Horse manure to power Woolwich home of the King's Troop
The manure from horses in the King's Troop will be used to heat and light its new headquarters in south London.
The dung from the 170 animals of the Royal Horse Artillery will be made into pellets to generate bio-fuel, a Ministry of Defence spokesman said.
The regiment will use the fuel when it moves from St John's Wood to its new headquarters in Woolwich in 2011.
The MoD said the sustainable move was in line with the new government's target to reduce carbon emissions.
The King's Troop are a part of the Household Troops
Their duties include the firing of Royal Salutes in Hyde Park on both Royal anniversaries and State occasions as well as performing at ceremonies for the Queen's Life Guard at Horse Guards.
The regiment's new home in Napier Lines will provide stables and indoor and outdoor training facilities for the 170 horses.
The new building will also have a viewing gallery, regimental offices, a museum, gun park and forge and will house the troop's historic gun carriages which are used for royal ceremonies.
Both horse manure and bedding from the stables will be processed into bio-fuel.

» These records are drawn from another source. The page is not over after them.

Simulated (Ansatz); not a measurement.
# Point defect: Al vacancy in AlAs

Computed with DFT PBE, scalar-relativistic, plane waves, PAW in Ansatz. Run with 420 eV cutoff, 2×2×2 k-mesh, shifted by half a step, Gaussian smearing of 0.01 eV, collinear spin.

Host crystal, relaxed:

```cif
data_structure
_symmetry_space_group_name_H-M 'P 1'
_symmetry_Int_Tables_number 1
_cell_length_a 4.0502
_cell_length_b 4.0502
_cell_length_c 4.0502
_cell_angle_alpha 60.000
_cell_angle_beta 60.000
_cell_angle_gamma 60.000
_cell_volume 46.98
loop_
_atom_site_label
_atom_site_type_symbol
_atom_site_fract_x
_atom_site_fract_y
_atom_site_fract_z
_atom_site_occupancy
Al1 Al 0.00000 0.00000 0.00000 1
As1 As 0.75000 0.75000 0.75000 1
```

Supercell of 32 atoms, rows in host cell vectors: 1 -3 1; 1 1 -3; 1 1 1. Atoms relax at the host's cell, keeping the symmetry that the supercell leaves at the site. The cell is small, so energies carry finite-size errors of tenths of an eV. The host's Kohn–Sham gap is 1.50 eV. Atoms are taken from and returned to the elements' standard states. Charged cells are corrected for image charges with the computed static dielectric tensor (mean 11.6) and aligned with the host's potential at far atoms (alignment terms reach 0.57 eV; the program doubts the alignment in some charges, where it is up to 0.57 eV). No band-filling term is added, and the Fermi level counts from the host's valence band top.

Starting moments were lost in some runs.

A MoD spokesman said: "The MOD encourages innovation by our people and suppliers, including measures to promote sustainability wherever possible.
"The MOD is fully committed to the government's sustainable development agenda and to aggressive reductions in carbon emissions. In 2008/09 the MOD met the goal to reduce emissions by 12.5%, compared to 1999/00 levels, two years ahead of the target date."